[0001 ] This invention relates to a process for producing completely finished thread-guiding grooved cylinders, of polyurethane resin filled with aggregates with wear-resistant treatment, for textile spooling machines, cylindrical and conical with fixed-pitch or variable-pitch screws with two, two and a half, three turns.

Field of the Invention

[0002] Spinning is conventionally translated into a series of operations that allow to transform the fibres into yarn. Spinning can be considered a complex process for treating wet yarns, dry yarns, semi-wet yarns, unbleached and bleached yarns with constantly improving characteristics of fineness, resistance and regularity. Spinning includes the so-called spooling phase, in which, independently of the spinning technique used, the thread of the fibre must be freed from the last impurities it still contains and rewound on a support suitable for its subsequent use. These are the spooling functions carried out on the spoolers. In the final analysis it is the last phase in the fibre spinning process before the fibre is supplied to the weaver or to the knitted fabric manufacturer.

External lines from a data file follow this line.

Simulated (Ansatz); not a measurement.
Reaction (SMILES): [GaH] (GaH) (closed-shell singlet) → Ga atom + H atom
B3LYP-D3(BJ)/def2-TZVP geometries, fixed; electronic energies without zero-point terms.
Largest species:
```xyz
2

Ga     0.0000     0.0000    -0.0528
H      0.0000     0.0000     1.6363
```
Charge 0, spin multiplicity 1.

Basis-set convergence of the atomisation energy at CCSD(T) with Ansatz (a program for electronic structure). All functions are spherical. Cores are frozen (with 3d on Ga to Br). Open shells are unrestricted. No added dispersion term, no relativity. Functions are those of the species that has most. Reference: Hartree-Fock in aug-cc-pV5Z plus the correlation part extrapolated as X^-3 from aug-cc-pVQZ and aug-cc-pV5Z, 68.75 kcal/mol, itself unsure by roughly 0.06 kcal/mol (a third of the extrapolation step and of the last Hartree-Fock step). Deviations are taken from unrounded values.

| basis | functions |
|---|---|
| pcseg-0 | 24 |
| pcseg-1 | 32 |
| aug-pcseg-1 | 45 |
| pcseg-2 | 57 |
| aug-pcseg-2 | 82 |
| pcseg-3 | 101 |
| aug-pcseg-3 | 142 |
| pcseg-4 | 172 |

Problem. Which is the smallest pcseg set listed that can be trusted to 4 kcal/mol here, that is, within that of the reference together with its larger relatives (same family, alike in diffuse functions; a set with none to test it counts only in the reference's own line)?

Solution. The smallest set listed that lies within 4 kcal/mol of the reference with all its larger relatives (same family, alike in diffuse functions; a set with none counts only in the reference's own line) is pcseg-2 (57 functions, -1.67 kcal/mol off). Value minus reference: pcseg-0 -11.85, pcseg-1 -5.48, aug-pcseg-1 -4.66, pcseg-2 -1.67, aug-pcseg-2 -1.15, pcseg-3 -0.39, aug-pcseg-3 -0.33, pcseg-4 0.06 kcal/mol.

[0003] Spooling is included in a processing phase that is made up of essential objectives, such as yarn slubcatching, in which flaws and

i impurities are identified and eliminated. Afterwards, yarn spooling, in which the spooling machines, equipped with grooved cylinders for guiding the threads, allow to wind the thread received from the continuous spinner in small bobbins on soft or hard conical or cylindrical reels of large sizes, for example with a diameter of about 18÷30 cm. Finally, yarn paraffining takes place, which is a necessary operation when it is expected to be used in knitwear.

[0004] Therefore, it is reasonable to consider as known that the thread-guiding grooved cylinders are used on the spooling machines of the textile sector, to carry out the yarn spooling operation, which more particularly consists in transferring the yarn from the initial packaging, tube or spool, onto a rigid cone in the shape of a crossed coil wound body. This processing is used for transferring the thread to a packaging more suitable for the subsequent processing operations.

Prior art

[0005] The applicant pointed out that the present production cycle for the construction of the thread-guiding cylinder requires a very long production lead time with a series of very complex and expensive processing operations, such as: moulding of the unprocessed body in cast iron; turning, milling of the screws, pantographing of the head and tail ends, carried out on CNC and non-CNC machines. Radiusing, corner rounding, adjustments and super finishing operations on machines are also necessary. The cycle is completed by balancing and a subsequent heat or surface treatment.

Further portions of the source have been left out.